Dear Miss Manners: A few days ago, I stopped by the home of a close friend, who pulled out a mug from her kitchen dish drainer and handed it to me saying, "Here is your Christmas present. It had had a bow and candy inside, but my son took a liking to it and has been using it."

My immediate reaction was to feel insulted, but I mumbled a thank you.Now it sits in my kitchen and every time I see it, I feel irritated. Should I have said something right away, or refused the gift, or . . . ?

Gentle Reader: It is an insult to return a present to its donor (and yes, that includes people who do so saying, "Would you mind getting it for me in blue?" or "I don't need this, but I wish you'd exchange it for me for something I do need").

So the question becomes whether you want to make an issue of your close friend's somewhat casual rudeness, or whether - considering how insultingly the present was given - you can satisfy yourself by doing so without her quite taking it as an insult.

Finding herself just as irritated as you by the ungraciousness of it all, Miss Manners is for having a go at the latter.

So here's what you could do if the satisfaction would help you get over your annoyance: Bring the mug with you on your next visit and say, "You told me your son liked this - so I'd be delighted for him to have it."

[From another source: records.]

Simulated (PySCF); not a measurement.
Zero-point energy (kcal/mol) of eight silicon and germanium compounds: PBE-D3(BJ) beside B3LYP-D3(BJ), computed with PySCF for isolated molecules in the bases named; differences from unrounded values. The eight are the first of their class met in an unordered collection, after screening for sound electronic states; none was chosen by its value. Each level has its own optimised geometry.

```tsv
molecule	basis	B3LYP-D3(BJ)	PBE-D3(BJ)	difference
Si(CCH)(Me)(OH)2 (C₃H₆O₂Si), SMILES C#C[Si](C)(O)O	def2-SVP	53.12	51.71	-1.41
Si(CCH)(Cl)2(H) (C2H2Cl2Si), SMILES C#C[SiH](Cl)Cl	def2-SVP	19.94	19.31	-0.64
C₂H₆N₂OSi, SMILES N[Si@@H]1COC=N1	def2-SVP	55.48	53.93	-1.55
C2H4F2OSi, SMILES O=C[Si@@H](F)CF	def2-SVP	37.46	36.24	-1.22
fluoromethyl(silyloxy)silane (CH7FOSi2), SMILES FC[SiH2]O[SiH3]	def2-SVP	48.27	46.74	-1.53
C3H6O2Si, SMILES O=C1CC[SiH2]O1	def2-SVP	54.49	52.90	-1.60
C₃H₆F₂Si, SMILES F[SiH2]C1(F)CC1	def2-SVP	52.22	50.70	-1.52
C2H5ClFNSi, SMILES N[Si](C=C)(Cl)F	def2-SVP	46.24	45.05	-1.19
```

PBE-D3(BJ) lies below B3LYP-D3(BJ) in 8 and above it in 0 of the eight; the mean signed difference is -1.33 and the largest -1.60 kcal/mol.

Dear Miss Manners: My first cousin is getting married, and his mother, my aunt, keeps saying, "It is going to be a small wedding." By that, I assume she is saying I won't be invited.

I don't care about myself, but my youngest daughter, who is 10, has never been to a wedding in her life. My oldest daughter, 18, has not been to one since she was five. I want very much for them both to at least observe the wedding ceremony. I would be willing for them to pass on the reception, etc.

I am on excellent terms with my aunt, but how do I approach her on this subject? I heard that a church is a public place, so a wedding can be observed by anybody. True?

Gentle Reader: Technically, you are right. But Miss Manners promises you that should you take advantage of this, you will no longer be on excellent terms with your aunt.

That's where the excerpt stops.